Blog Posts > Efforts to Cut Unemployment Based on False Premise
March 6, 2024

Efforts to Cut Unemployment Based on False Premise

Earlier this week the House Finance committee passed SB 841, hastily drafted legislation that would make major changes to the state’s unemployment insurance system to the detriment of the state’s workers. These changes include cutting the number of weeks of unemployment benefits available to the state’s unemployed workers, reducing overall benefits for many workers, and increasing bureaucratic red tape. One justification for cutting the number of weeks of unemployment benefits is that it would help keep the state’s unemployment trust fund solvent. However, these concerns are dramatically overblown. In fact, the state’s unemployment trust fund is healthier than it has ever been in recent years.

As of March 5, 2024, West Virginia’s unemployment trust fund had a balance of $387.3 million, one of its highest balances on record and over $25 million more than it ended March of 2023 with. West Virginia began 2024 with the highest trust fund balance by far than it had in any year in over a decade with a balance of $407 million.

While the trust fund has declined from $407 million at the end of 2023 to $387 million in March of 2024, that decline is typical and due to timing issues and seasonal factors. First, unemployment typically spikes in the beginning of the year as construction projects are paused and seasonal retail employees are laid off. This past year, the unadjusted unemployment rate jumped from 3.7 percent in September to 4.7 percent in January, while the year before it jumped from 3.3 percent to 4.1 percent, before falling back down to 3.3 percent. This means more money is being paid out of the trust fund in the first few months of the year due to these seasonal factors.

In addition, timing issues with businesses paying their unemployment taxes artificially depress the trust fund in the beginning of the year. Businesses pay an average tax of 2.7 percent on the first $9,000 in wages for each employee. Since most businesses pay their taxes quarterly, most of their unemployment tax is paid in April and May, making February and March the lowest months of the year for receipts, as few payments into the trust fund have been made from the last quarter of the prior year.

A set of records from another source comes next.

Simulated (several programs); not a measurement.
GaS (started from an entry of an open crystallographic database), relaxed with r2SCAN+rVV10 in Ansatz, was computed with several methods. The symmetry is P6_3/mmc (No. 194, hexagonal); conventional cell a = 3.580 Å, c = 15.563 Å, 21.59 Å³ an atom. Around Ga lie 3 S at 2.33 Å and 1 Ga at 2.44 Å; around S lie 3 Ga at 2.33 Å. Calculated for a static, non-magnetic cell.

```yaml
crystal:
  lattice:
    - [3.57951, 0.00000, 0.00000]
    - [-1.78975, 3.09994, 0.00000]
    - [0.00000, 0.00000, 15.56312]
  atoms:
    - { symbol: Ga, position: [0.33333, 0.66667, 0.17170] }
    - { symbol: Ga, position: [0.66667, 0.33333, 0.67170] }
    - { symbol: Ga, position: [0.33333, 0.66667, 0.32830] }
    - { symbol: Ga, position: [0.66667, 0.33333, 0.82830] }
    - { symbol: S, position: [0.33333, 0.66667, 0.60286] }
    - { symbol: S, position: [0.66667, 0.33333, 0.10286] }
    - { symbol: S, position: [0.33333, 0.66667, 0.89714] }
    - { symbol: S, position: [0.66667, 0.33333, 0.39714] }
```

As the chart below shows, each April and May of the past two years has seen a spike in the balance of the trust fund, as more payments have been made. The trust fund then remains fairly stable the rest of the year, as payments in and out of the trust fund are largely the same, until the winter months, then the balance spikes again in April and May, which means it will likely climb above $400 million again in the next two months.

One measure of trust fund solvency used by the U.S. Department of Labor is the trust fund balance as a share of total wages. Using this measure, West Virginia ranks well, and better than several states that use indexing. West Virginia’s measure of 1.4 percent ranks 17th best among the 50 states and is better than numerous states with fewer weeks of benefits, including of Alabama (1.0 percent), Kentucky (0.9 percent), Missouri (0.6 percent), Oklahoma (0.6 percent), and Florida (0.5 percent), and is tied with North Carolina at 1.4 percent. Montana, the one state that offers more than 26 weeks of benefits, is ranked 7th best in trust fund solvency.

Another factor benefiting West Virginia’s trust fund solvency is the state’s relatively modest benefit amount. Average weekly benefits in West Virginia are $422. That is lower than three of its neighboring states and below the national average of $437. Lower than average benefits also contribute to the state’s solvency measure.

The past two years have shown in multiple ways how unemployment insurance reduces hardship but doesn’t reduce labor force participation or harm the state’s economy. However, cutting the number of weeks available to workers in an attempt to protect the trust fund is misguided. If lawmakers want to have a serious conversation about long-term solvency of the trust fund, it would be welcomed by parties on all sides, who want to ensure the benefits are available to workers who need them. But rushing a flawed plan with many potential unintended consequences through under the false premise of a crisis would be a mistake.